Tuesday, November 13, 2007

Stevie Christie - Director, Wilderness Scotland Ltd


How old are you?
31

What’s your occupation and who do you work for?
Director of Wilderness Scotland, an adventure travel company providing high quality holidays based around sustainable and responsible tourism.

How long have been doing this?
5 years

What is it about your job that makes it ethical?
All of our trips are designed to have the minimum environmental impact while also bringing positive benefits to the remote and isolated communities we visit in the Scottish Highlands and islands. We offset our (small!) carbon emissions by 110% and support a range of environmental charities and projects. But we do all of this by providing great holidays!

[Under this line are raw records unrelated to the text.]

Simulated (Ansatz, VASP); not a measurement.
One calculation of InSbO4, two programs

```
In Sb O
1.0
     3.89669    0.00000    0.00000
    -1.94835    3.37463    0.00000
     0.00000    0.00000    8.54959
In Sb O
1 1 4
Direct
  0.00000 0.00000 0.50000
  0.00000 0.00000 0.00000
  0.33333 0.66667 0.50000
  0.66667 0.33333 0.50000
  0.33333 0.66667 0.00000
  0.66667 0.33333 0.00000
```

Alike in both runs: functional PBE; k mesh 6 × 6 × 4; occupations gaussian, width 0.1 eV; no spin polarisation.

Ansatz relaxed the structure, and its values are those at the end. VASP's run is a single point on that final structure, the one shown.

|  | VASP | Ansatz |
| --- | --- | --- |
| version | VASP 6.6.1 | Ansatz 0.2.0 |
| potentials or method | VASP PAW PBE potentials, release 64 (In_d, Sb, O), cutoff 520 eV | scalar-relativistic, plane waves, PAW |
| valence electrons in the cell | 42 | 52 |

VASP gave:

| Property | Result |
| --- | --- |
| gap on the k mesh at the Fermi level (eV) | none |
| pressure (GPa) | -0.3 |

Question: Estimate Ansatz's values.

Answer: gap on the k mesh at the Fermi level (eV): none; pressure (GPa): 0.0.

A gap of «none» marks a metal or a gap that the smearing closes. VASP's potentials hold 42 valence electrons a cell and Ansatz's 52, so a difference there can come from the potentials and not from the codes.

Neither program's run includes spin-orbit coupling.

What’s the best bit about your job?
Hearing great feedback from our clients, spending time with our guides and finding time to lead some of our trips.

What’s the worst thing?
Turning people away when they apply for jobs. We get hundreds of applications, most of which come with us with great environmental credentials but no experience of working in tourism. For info, opportunities are listed on our website and if no jobs are listed, there is nothing available just now!

What have the last 12 months been like for you?
Busy but fun.

What were you doing before this?
Working as a freelance walking guide.

What was your very first full-time job?
As an environmental policy advisor for the government

What advice would you give to someone wishing to embark on the same sort of work as you?
Get some experience first of all, know your products and remember that you need to run your business properly and efficiently, otherwise you will soon be out of business – sustainability means being able to pay the bills as well as looking after our planet.

Have you got any plans for the next 12 months you’d like to share with us?
We’re always developing new trips – keep an eye on our website!

What do you do to relax?
I go walking, sea-kayaking, mountain biking or climbing. I love the outdoors and am lucky to live in Scotland which is a great destination for these activities.

Who do you live with?
My girlfriend

Whereabouts do you live?
Edinburgh

If you were Prime Minister, what’s the very first thing you would do?
Change the official address of the PM from London to somewhere in Scotland! Then re-assess our energy policies. I get frustrated when I see windfarms popping up everywhere, when a lot of research suggests that they are not the answer. Meanwhile, they are ruining our wild landscapes and harming the wildlife. If we need to build wind farms, why not build them next to cities where the power is needed and the landscape already industrialised?

As cheap and easily available oil is expect to run out in the next couple of decades, what do you think will be the predominant form of transport in 2027?
Very similar to now in terms of cars, trains and planes, but with different fuels.

Have you got any guilty carbon secrets?
I’m pleased to say that I don’t!

What have you done that you were most proud of?
Proved to ourselves and to others that it is possible to run a successful business while still keeping environmental principles at the core of what we do. This is now being recognised at a wider level by others in the tourism industry.

What single issue are you most concerned about in the world at large?
The melting ice-caps and deforestation. Sorry, that’s two!

Which person in the public eye do you most admire and why?
Scottish climber Dave MacLeod – for his unrivalled commitment to his climbing and thoughtful approach to it all.

What’s your website address?
www.wildernessscotland.com

What are your three favourite other websites of the moment?
www.wildernessjourneys.com – our overseas trips: each of these is designed in a similarly sustainable style to our Scotland trips. All the trips are longer, to encourage people to fly just once a year rather than take lots of short breaks overseas. And our European trips are all accessible by train or ferry from the UK.
www.edinburghmountainff.com – an inspiring film festival in Edinburgh.
www.jmt.org – website of the John Muir Trust, an important environmental charity working to protect wild places.